Reputation: 45
I have an array with five different events, each event occurs for different intervals more than one time.
Ex:.
array(['walking', 'walking', 'walking', 'walking', 'Running', 'Running',
'Running', 'Running', 'walking', 'walking', 'walking', 'walking',
'walking', 'Standing', 'Standing', 'Standing', 'walking', 'walking',
'walking'], dtype='<U8')
.... (3245 long)
I want to extract an array for each event that indicates the intervals for each event.
The results should be as the following for the example above:
Walking_occurence = [
(0,3),
(8,12),
(16,18)
]
Upvotes: 4
Views: 77
Reputation: 30971
I took your list of activities as a plain Python list:
act = ['walking', 'walking', 'walking', 'walking', 'running', 'running',
'running', 'running', 'walking', 'walking', 'walking', 'walking', 'walking',
'standing', 'standing', 'standing', 'walking', 'walking', 'walking']
Then the steps to perform are as follows:
import itertools
(will be needed soon).
Create a DataFrame from act:
df = pd.Series(act).to_frame(name='activity')
Generate data to an auxiliary DataFrame:
rows = []
for k, g in itertools.groupby(df.itertuples(name='row'), lambda row: row.activity):
grp = list(g)
rows.append([(grp[0].Index, grp[-1].Index), k])

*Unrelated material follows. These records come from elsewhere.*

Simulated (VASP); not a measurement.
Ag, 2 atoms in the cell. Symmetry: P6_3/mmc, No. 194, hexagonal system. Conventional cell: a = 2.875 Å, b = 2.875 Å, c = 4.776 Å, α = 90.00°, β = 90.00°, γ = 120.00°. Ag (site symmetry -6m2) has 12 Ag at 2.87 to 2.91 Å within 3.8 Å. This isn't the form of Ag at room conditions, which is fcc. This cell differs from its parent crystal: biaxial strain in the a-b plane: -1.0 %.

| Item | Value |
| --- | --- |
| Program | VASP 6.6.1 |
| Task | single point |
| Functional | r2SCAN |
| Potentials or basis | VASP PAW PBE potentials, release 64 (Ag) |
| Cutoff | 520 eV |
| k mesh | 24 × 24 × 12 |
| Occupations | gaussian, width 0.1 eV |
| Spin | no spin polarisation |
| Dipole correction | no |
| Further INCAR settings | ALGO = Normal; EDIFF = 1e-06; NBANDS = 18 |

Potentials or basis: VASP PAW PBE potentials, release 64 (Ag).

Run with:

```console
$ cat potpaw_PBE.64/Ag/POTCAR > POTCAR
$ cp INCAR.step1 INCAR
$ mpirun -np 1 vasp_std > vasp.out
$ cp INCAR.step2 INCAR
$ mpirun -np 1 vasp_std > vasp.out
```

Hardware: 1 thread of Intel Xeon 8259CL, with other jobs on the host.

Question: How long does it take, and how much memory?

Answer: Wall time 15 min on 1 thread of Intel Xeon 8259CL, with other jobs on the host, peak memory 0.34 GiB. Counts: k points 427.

Note that itertools.groupby differs from Pandas version of groupby in one detail: Each change in the key of the source element opens a new group.
So the result is:
[[(0, 3), 'walking'],
[(4, 7), 'running'],
[(8, 12), 'walking'],
[(13, 15), 'standing'],
[(16, 18), 'walking']]
Create the auxiliary DataFrame:
df2 = pd.DataFrame(rows, columns=['id', 'activity'])
Generate the final result:
df2.groupby('activity').id.agg(list)
The result is:
activity
running [(4, 7)]
standing [(13, 15)]
walking [(0, 3), (8, 12), (16, 18)]
Name: id, dtype: object
E.g. for walking - one list of (from, to) tuples, just as you want.
Upvotes: 1
Reputation: 18647
Here is a potential approach using pandas.Series
with cumsum
and groupby
:
import pandas as pd
a = np.array(['walking', 'walking', 'walking', 'walking', 'Running',
'Running', 'Running', 'Running', 'walking', 'walking',
'walking', 'walking', 'walking', 'Standing', 'Standing',
'Standing', 'walking', 'walking', 'walking'])
s = pd.Series(a)
s_out = ((s != s.shift()).cumsum().reset_index()
.groupby([0, s])['index']
.agg(['min', 'max'])
.apply(tuple, axis=1))
# print(s_out)
# 1 walking (0, 3)
# 2 Running (4, 7)
# 3 walking (8, 12)
# 4 Standing (13, 15)
# 5 walking (16, 18)
You could then do a further groupby opperation to get your desired results:
s_out = s_out.groupby(level=1, sort=False).apply(np.array)
[out]
walking [(0, 3), (8, 12), (16, 18)]
Running [(4, 7)]
Standing [(13, 15)]
dtype: object
Upvotes: 5